# head stalls for goats



## bj taylor (Sep 4, 2013)

I see pictures y'all have of stands that allow the goat to put it's head through, you have feed or something as goodie & lock the head in place.  don't you have to worry about the goat stepping sideways & stepping off the platform & injuring it's neck or worse?  
i'm trying to figure out how to build a restraining system so I can treat them as needed including trimming their hooves.  Also, of course my goats go through the little bit of grain I give them as goody for distraction very quickly- then what?  I feel I can't give very much grain or i'll have other problems, so what do you give them to keep them distracted?
thanks; bj


----------



## nigerianbreeder (Sep 5, 2013)

First, I don't worry about them falling off. When mine do it's only one leg and never anything close to serious happens. These can also be called milking stands. After the grain mine just get to stand there and wait. Mine one doe is fine with that. The other not so much. She throws fits and just lays down so I can't do anything. Then it's a battle to keep her standing . Look online for plans. You should be able to find some.


----------



## Egg_Newton (Sep 5, 2013)

Fiasco farm has a very easy to follow plan to build a milking stand. I use mine for trimming, giving shots, milking,everything. I've never had anyone fall off. But if are concerned with that you can always put it against  a wall on one side or add remove able rails.


----------



## ThreeBoysChicks (Sep 5, 2013)

I used teh plans from Fiasco Farm

http://www.fiascofarm.com/goats/milkstand.html


----------



## Southern by choice (Sep 5, 2013)

We put alfalfa hay up there and they munch away while we do hooves, shave feet, treat etc. We do all our exams on the stanchion too. Saves the back! We built ours but ONE DAY! I will buy a heavy duty fold down one!


----------



## OneFineAcre (Sep 5, 2013)

ThreeBoysChicks said:
			
		

> I used teh plans from Fiasco Farm
> 
> http://www.fiascofarm.com/goats/milkstand.html


We built this one too.  We give some grain, alfalfa pellets etc.


----------



## HoneyDreameMomma (Sep 5, 2013)

This seems like a given, but be sure the area that the goats stand on is made from something that their hooves won't slip on.  We purchased a milking stand for our Nigerians and the stand area is made out of a sheet of wood so slick the goats loose their footing if someone isn't there to support them from the side.  Of course, we didn't realize that until we had them on it for hoof trimming.  We're thinking of tacking sandpaper or something with a little traction to the wood, so we don't have any falling goats.


----------



## AshleyFishy (Sep 5, 2013)

HoneyDreameMomma said:
			
		

> We're thinking of tacking sandpaper or something with a little traction to the wood, so we don't have any falling goats.
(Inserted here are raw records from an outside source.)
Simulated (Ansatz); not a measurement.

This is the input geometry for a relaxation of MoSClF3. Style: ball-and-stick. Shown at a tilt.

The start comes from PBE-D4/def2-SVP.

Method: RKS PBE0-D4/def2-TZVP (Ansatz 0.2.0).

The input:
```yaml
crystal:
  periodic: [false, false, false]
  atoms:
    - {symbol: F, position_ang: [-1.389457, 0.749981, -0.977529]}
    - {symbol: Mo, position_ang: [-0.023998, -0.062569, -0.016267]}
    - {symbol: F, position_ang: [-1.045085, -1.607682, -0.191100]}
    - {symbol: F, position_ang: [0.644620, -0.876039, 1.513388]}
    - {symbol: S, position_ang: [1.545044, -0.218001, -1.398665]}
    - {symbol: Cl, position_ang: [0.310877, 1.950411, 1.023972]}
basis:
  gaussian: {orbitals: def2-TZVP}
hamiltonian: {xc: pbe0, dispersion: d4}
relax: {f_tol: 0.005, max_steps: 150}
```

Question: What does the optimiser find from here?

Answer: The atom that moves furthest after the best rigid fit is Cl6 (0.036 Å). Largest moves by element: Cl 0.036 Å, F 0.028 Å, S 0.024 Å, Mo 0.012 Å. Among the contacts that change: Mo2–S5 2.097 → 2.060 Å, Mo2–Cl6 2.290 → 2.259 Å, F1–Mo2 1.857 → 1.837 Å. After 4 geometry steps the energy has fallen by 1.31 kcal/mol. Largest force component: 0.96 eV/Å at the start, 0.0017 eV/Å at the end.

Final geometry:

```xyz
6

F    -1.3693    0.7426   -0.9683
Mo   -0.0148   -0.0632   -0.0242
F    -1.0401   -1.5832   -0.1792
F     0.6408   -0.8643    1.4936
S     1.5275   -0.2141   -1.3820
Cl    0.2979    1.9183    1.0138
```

They make a "no-slip" paint that has a grit in it, you can get it at most large hardware or home improvement stores.


----------



## Egg_Newton (Sep 5, 2013)

HoneyDreameMomma said:
			
		

> This seems like a given, but be sure the area that the goats stand on is made from something that their hooves won't slip on.  We purchased a milking stand for our Nigerians and the stand area is made out of a sheet of wood so slick the goats loose their footing if someone isn't there to support them from the side.  Of course, we didn't realize that until we had them on it for hoof trimming.  We're thinking of tacking sandpaper or something with a little traction to the wood, so we don't have any falling goats.


I purchased some rubber matting material from Menards for like $0.87 a ft and stapled it on.


----------



## frustratedearthmother (Sep 5, 2013)

We've used left over roofing shingles - gives great traction!


----------



## bj taylor (Sep 5, 2013)

I copied the fiasco farms plans.  not sure how much to donate to their site like they ask.
shingles is a good idea.  I have some left over I can use for them to stand on


----------



## Egg_Newton (Sep 6, 2013)

Remember, if you plan on using your stand for milking you are going to want to use something that you can clean and sanitize easily also. That's why I went with the rubber mat.


----------



## ThreeBoysChicks (Sep 6, 2013)

I had pieces of stall mat (From when we did our horse stalls).  Very strong, hose it off, pour on bleach, nothing phases it.


----------



## HoneyDreameMomma (Sep 6, 2013)

Great suggestions, thanks!


----------



## bj taylor (Sep 7, 2013)

threeboyschicks, good pic.  thanks.  your goat has beautiful hooves.  I have never trimmed hooves before & mine need it.  it is in my forecast.


----------



## SillyChicken (Jan 2, 2014)

I picked up an anti-fatigue mat from HD.   it doesn't slide on the wood and it offers a slip resistant, comfy pad for them to stand on ... not so bad for me to sit on either  .  It's easy to hose/dry off and replace.

I looked at a bunch of different stand plans, and then just started building my own from a couple old pallets.   I also took measurements of my goats to make sure that I didn't have the neck opening too high, narrow, or the platform too short for the goats to stand comfortably.  (I will make a second one for trimming hooves/grooming of the buck to account for horns and his rutted out fat neck lol!). I also measured a good sitting height for myself so I would have the least amount of strain...  since I'm not getting any younger.


----------



## Southern by choice (Jan 2, 2014)

I also like how you painted it a pretty white!


----------



## animalmom (Jan 4, 2014)

Silly Chicken, what a fabulous idea to have a stand dedicated to the males and their larger necks.  I REALLY like your idea of making the stand work for both the comfort of the goat and you.  Both of those ideas are real "wow I could have had a V-8" moments!  Keep 
'em coming!


----------



## Seth (Jan 8, 2014)

The farm where I recently got two does from has an elevated platform so the farmer can STAND UP while they milk!  Fantastic.  They even have a small cut out in the side of the stand (about in the middle, length-wise) so you don't have to lean in as far.  I plan on building one this winter, I hope.  (I'll see if I can find a pic, but I'm not sure.)


----------